Sen. Marco Rubio, R-Fla., answers questions about American trade with Cuba at the CNN/Washington Times Republican candidate presidential debate at the University of Miami on March 10. Tuesday, Rubio said he plans to make rejecting President Barack Obama's efforts to improve U.S. diplomatic relations with Cuba a "top priority." Photo by Gary I Rothstein/UPI | License Photo
WASHINGTON, Nov. 16 (UPI) -- As President-elect Donald Trump prepares to move into the White House, Republicans have rattled off a list of Obama administration projects they want overturned, including scaling back relations with Cuba.
In recent days, GOP lawmakers have mentioned a host of items they want Trump to jump on -- from President Barack Obama's signature healthcare law to the Iran nuclear pact to the next Supreme Court justice.
Now, throw Cuba into the mix.
Sen. Marco Rubio, R-Fla., once a Trump rival for the GOP nomination for president, said Tuesday he's hoping the controversial billionaire will act quickly and scrap Obama's efforts to improve the long-frigid diplomatic relations with Cuba.
Obama's administration began working to improve U.S.-Cuba relations many months ago, producing a number of results -- including renewed business access and passenger travel between both nations, and an easing of U.S. sanctions against the Caribbean country. In March, Obama also became the first sitting president to visit Cuba in 88 years.
The new working relationship is a far cry from the decades of radio silence, political confrontation and military saber-rattling that defined U.S.-Cuban diplomacy during the Cold War.
Now, though, it seems that some in the Republican Party might view those as the good ol' days.
"By any objective measure, President Obama's unilateral policy changes have failed, and they are not in the best interest of the American people or the people of Cuba," the junior senator said in a statement Tuesday. "Rolling back President Obama's one-sided concessions to the Castro regime, a key campaign promise shared with President-elect Trump, will be a top priority for me next year."
Rubio introduced a resolution in September to honor Cuban dissident Guillermo "Coco" Fariñas, who has opposed the Cuban regime of Raul Castro. Another prominent Republican, Texas Sen. Ted Cruz, joined Rubio in the measure.
President Barack Obama and first lady Michelle Obama wave goodbye as they board Air Force One at Joint Base Andrews near Washington, D.C., on their way to Cuba on March 20. The trip was the first for a sitting U.S. president in 88 years, and was a major part of Obama's desire to restore diplomatic relations with the Caribbean island nation. Pool photo by Martin H. Simon/UPI
Rubio, who met with Fariñas in Washington on Wednesday, isn't alone in opposing improved relations with Cuba. A good number of Cuban-Americans are also against rekindling ties with what they view as an oppressive government that has a poor track record on human rights.
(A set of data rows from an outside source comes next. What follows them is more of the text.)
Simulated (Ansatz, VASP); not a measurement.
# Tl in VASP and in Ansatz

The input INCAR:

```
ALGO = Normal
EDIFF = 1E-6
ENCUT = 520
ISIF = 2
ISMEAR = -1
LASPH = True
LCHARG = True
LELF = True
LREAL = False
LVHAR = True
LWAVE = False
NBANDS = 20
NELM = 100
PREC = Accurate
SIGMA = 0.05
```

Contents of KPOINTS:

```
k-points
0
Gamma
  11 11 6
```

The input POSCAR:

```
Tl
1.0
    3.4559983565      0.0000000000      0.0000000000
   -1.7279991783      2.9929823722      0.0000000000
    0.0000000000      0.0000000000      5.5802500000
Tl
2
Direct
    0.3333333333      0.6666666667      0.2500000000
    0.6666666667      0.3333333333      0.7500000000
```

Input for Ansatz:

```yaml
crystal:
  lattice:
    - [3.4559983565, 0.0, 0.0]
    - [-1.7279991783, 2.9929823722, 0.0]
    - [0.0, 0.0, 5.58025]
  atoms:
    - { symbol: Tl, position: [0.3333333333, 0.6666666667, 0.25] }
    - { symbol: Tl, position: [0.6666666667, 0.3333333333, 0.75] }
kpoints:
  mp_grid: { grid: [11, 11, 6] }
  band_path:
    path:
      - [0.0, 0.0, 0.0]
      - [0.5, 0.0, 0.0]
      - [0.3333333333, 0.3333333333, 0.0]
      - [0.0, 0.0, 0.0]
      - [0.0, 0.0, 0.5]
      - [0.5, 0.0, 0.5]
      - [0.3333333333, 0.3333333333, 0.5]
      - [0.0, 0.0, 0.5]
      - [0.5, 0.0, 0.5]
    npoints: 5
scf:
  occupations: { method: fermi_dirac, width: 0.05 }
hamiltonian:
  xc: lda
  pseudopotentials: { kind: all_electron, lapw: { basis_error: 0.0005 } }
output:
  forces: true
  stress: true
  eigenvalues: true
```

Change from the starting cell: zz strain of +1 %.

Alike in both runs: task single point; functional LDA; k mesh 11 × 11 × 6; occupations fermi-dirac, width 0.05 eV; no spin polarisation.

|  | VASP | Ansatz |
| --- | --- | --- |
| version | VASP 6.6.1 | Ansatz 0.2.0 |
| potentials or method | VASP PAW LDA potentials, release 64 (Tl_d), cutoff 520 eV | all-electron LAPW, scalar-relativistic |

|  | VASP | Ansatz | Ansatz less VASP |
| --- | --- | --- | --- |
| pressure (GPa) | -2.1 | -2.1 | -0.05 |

"I have faith that President Trump will be better for the people of Cuba and press the cause of freedom and democracy," Fariñas told Fox News. "Let's just say no one can possibly be worse than Barack Obama has been for our cause."
During his campaign, Trump said he planned to revoke Obama's executive orders regarding Cuba unless Castro's regime took steps to make substantial reforms on human rights.
The Cuban-American National Foundation, an organization that opposes Castro and calls for a free Cuba, said in September that there will be no investment in Cuba without major reforms.
"Despite the U.S. government's efforts to promote a better environment for U.S. investments in Cuba
and direct engagement with the Cuban people, a multitude of American investors have gone to Cuba
and realized that the current economic model is not conducive to foreign investment or trade," CANF said. "There exists no possibility of meaningful, economic investment in Cuba or the achievement of sustainable development until there are deep structural reforms; reforms that the Castro government has refused to undertake."
Sen. Robert Menendez, D-N.J., a supporter of Hillary Clinton, said he is also curious to see what Trump will do on this issue.
"It depends on which Donald Trump shows up -- the Donald Trump who said earlier in his campaign that he thinks it was good to engage Cuba, or the Donald Trump toward the end of the campaign who said he'd consider rolling back much of what Obama did unless there's advantage for the Cuban people," he told Fox News Wednesday.
Chad Olin, a Harvard Business graduate who has worked for years to establish trade in Cuba, wonders what he's in for with Donald Trump in the White House.
"I am still trying to think about what this means for my business that I spent literally the last two years working on, setting up something that was going to be perfect for an open market," he told The New York Times. "If we go back to the old way, I don't know if I have a business. It's a huge blow."